Stone-Manning used her library’s typewriter to retype an anonymous warning to the U.S. Forest Service on the behalf of a fellow member of Earth First, to inform leaders that the trees had been spiked.

She claims her role in the tree spiking was tangential, according to the Post. An excerpt from the letter reads, “[the forest] is home to the Elk, Deer, Mountain Lions, Birds, and especially the Trees … You bastards go in there anyway and a lot of people could get hurt.”

Although Stone-Manning told the Senate she was never the “target” of the investigation, an investigator in the tree-spiking case, Michael Merkley, told the energy committee that Stone-Manning was an initial target of the investigation.

In exchange for her testimony she was granted immunity.

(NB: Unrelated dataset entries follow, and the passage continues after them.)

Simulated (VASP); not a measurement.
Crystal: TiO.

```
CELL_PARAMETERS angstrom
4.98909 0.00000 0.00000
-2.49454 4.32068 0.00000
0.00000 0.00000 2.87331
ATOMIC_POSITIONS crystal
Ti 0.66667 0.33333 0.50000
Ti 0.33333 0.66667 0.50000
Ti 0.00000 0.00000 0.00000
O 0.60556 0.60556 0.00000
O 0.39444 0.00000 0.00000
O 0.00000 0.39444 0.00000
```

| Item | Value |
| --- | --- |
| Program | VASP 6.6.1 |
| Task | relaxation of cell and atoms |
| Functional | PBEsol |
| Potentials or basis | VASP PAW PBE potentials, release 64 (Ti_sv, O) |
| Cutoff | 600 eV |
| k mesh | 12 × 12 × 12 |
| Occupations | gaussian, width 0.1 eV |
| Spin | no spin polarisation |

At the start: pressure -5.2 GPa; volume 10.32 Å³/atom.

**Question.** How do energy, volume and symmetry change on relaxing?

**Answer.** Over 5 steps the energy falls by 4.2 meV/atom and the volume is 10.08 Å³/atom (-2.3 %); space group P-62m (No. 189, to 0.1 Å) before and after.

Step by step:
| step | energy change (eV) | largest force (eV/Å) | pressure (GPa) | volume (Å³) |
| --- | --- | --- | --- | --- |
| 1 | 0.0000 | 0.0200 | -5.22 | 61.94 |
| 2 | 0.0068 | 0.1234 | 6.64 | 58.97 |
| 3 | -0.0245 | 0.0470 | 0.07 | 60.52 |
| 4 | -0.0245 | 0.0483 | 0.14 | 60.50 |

“Ms. Stone-Manning was not an innocent bystander, nor was she a victim in this case,” Merkley wrote in a letter to the committee. “And, she most certainly was not a hero.”

Two people were convicted of damaging government property.

“It is hard to imagine a nominee more disqualified than Tracy Stone-Manning,” said Sen. John Barrasso (R-Wyo.), the top Republican on the committee.

Democrats, wanting to defend Stone-Manning’s nomination because they believe the Republicans are trying to assassinate her character, brought up unrelated topics such as the Capitol Insurrection and the nomination of Supreme Court Justice Brett M. Kavanaugh. 

“I think back home we’d call this a skunk fight,” Sen. Roger Marshall (R-Kan.) said.

Stone-Manning’s duties would be to cut climate change emissions and retain a third of the nation’s land for conservation – tenants of Biden’s environmental reform upon entering office.

Biden supporters praise Stone-Manning’s background as a senior adviser at the National Wildlife Federation with knowledge on environmental policy and ability to introduce compromises between activists and industry. But her opponents say her affiliation with Earth First in the 1980s should disqualify her.